Aggregation

An aggregation pattern allows you to centralize data from one or more sour systems in order to build data lakes, data hubs, data warehouses, or simply monitor remote sites. This pattern does not assume that the source data has the same schema across source systems; this concern is shifted to downstream consumers. Usually this pattern involves the use of both high watermarks and change capture, in addition to adding metadata to the data set in order to identify its origin.

Although the aggregation pattern is usually implemented to feed a single target system, many implementations leverage data distribution techniques (a.k.a. 'fanning' or 'sharding') when loading data lakes.

Pattern Overview

This pattern describes a forward-only read from multiple source systems, from one or more physical locations, and usually leverages one or more of the stateless patterns to eliminate already captured data sets. This pattern can be used for example in remote site monitoring scenarios.

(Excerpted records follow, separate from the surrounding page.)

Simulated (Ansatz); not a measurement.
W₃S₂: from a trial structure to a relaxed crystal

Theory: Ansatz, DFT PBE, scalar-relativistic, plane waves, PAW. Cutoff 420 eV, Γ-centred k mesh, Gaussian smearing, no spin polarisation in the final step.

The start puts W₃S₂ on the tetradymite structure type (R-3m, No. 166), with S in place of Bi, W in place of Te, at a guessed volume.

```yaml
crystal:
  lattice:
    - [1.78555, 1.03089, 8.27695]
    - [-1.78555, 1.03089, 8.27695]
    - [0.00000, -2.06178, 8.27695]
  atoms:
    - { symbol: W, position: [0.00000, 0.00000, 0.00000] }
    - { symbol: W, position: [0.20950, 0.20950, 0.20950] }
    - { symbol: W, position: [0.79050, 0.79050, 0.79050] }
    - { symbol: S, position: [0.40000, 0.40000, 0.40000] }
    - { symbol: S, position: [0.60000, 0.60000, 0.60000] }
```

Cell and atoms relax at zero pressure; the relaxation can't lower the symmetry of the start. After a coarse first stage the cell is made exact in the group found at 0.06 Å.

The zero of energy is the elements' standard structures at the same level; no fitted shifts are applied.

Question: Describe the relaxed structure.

In this pattern, data pipelines centralize all available data and changes captured into a target system, then downstream processes (such as other data pipelines) can decide how to ingest or consume the data. Once centralized.

Finally, partitioning the data in the target system may be necessary for performance reasons. For example, if Parquet files are created on an ADLS 2.0 cloud endpoint, it may be important to batch and/or partition the data across multiple containers and files.

DataZen Implementation

Implementing this pattern is fairly straighforward with DataZen. If all the data sources are located on the same network, a single DataZen Agent may be used (unless performance requirements dictate installing multiple agents). When dealing with remote sites, a DataZen Agent is usually needed at every location in order to ensure maximum read performance; in this scenario, it may be necessary to partition the target system by source location to avoid data collision.

Refer to the other patterns to determine which one should be used to best read from your systems and whether CDC, High Watermark, Window, or a combination is needed.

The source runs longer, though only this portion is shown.